This is one manifestation of that splendid impartiality, that impassiveness which enabled Galdós to retain his balance and serenity in the trials of a stormy and disastrous era. Another evidence of his desire to present both sides of each question is found in those dramas which appear to contradict one another. _Pedro Minio_ supports literally, in a way to dishearten earnest toilers, the Biblical injunction to take no thought for the morrow, and to give away all that one has; but _El tacaño Salomón_ teaches thrift. Most of Galdós' writing advocates change, advancement, rebellion against old forms; but _Bárbara_ drives home the strange burden that all things must return to their primitive state. I do not add _El abuelo_, with its anti-determinist lesson, because Galdós never was a determinist; he never believed, as did Zola, that the secrets of heredity can be laid bare by a set of rules worked out by the human mind.

These citations prove, at least, that Galdós was careful not to be caught enslaved by any dogma, and they show, too, that he set no store by the letter of the law, and prized only the spirit. That is the secret of his fondness for the dangerous situation of the beneficent lie, or justifiable false oath, which brought him severe criticism when he first used it in _Los condenados_ (II, 16), and which nevertheless he repeated in an equally conspicuous climax in _Sor Simona_ (II, 10). Galdós defended the lie through which good may come, in the preface to _Los condenados_, with reasoning like that of a trained casuist; and such a lie appears hypocritical upon the lips of Pantoja (_Electra_, IV, 8), though it is not so intended. As a dramatic theme the idea is not entirely novel, for Ibsen, in the _Wild Duck_, had said that happiness may be based upon a lie. As usual, Galdós provided his own antidote, for, with what appeared a strange inconsistency, and was really a desire for balance, the lesson of the very drama, _Los condenados_, is that "man lives surrounded by lies, and can find salvation only by embracing the truth, and accepting expiation." This idea also can be paralleled in Ibsen and Tolstoy, but it was overbold to exhibit both sides of the shield in the same play.

There still remain the major threads in the broad and varied fabric of Galdós' ideology. Stoicism, that characteristic Spanish attitude of mind, allured him often, and he succeeded in giving dramatic interest to the least emotional of philosophies. In _Realidad_ and _Mariucha_ is found the most explicit setting forth of that theory of life which enables an oppressed spirit to rise above its conditioning circumstances.[9] At times Galdós appeared to dally with Buddhism: at least some critics have so explained the reincarnation of doña Juana in _Casandra, novela_. Another tenet of Buddhism, or, as some would have it, of Krausism, was often in Galdós' thought, and is emphasized particularly in _Los condenados_ and _Bárbara_. Every sin of man must be at some time expiated; and not alone sins actually committed against the statutes, but sins of thought, sins against ideal justice, which is far more exacting than any human laws.[10]

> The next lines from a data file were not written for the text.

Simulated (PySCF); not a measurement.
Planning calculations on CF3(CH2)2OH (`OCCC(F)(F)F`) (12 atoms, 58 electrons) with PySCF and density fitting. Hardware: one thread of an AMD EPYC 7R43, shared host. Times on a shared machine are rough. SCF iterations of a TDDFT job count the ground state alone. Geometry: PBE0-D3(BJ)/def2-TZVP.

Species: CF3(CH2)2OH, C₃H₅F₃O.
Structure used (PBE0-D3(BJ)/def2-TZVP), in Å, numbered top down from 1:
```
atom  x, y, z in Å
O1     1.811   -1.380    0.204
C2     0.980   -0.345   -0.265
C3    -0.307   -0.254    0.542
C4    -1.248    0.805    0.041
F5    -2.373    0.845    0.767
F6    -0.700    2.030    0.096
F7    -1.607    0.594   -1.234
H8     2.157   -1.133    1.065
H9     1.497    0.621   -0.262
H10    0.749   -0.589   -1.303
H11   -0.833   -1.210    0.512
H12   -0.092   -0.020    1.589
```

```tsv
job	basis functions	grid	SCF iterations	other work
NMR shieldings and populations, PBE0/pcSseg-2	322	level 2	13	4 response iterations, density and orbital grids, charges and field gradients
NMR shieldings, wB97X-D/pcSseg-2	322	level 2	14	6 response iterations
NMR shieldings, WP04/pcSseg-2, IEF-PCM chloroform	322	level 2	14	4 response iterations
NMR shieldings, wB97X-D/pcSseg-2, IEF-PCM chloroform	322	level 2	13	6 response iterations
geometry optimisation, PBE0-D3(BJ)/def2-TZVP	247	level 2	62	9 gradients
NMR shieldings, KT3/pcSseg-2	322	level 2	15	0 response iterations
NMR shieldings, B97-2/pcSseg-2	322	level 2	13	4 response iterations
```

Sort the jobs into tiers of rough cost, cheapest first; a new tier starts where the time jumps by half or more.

[Note 9: See note below, to Act V, line 314.]

[Note 10: See the criticism of _Bárbara_.]

All these phases of thought spring from one mother-idea, the perfectioning of the human soul. For Galdós, in spite of the unfortunate times in which his life fell, in spite of the clearness with which he observed the character of those times, was an unconquerable optimist. He believed that Spain could be remade, or he would not have worked to that end. He believed that humanity is capable of better impulses than it ordinarily exhibits, and his life was devoted to calling forth generous and charitable sentiments in men. Whether through stoicism, which is the beautifying of the individual soul, or through divine and all-embracing love, which is the primal social virtue, Galdós worked in a spirit of the purest self-sacrifice for the betterment of his nation and of humanity. He had grasped a truth which Goethe knew, but which Ibsen and his followers overlooked--that the price of advance, either in the individual or in society, is self-control.

=VI. The Position of Galdós as a Dramatist.=--The enemies of Pérez Galdós have often declared that he had no dramatic gifts, and should never have gone outside his sphere as a novelist. Other distinguished writers, among them Benavente, consider him one of the greatest dramatists of modern times. The truth lies close to the second estimate, surely. Galdós will always be thought of first as a novelist, since as a novelist he labored during his most fertile years, and the novel best suited his luxuriant genius. But he possessed a very definite theatrical sense, and it would be possible to show, if space permitted, how it enabled him to achieve success in the writing of difficult situations, and how he never avoided the difficult. Had Galdós entered the dramatic field earlier in life, he might have been a more skilled technician, but as it is, _El abuelo_ and _Bárbara_ are there to prove him a creative dramatist of the first order.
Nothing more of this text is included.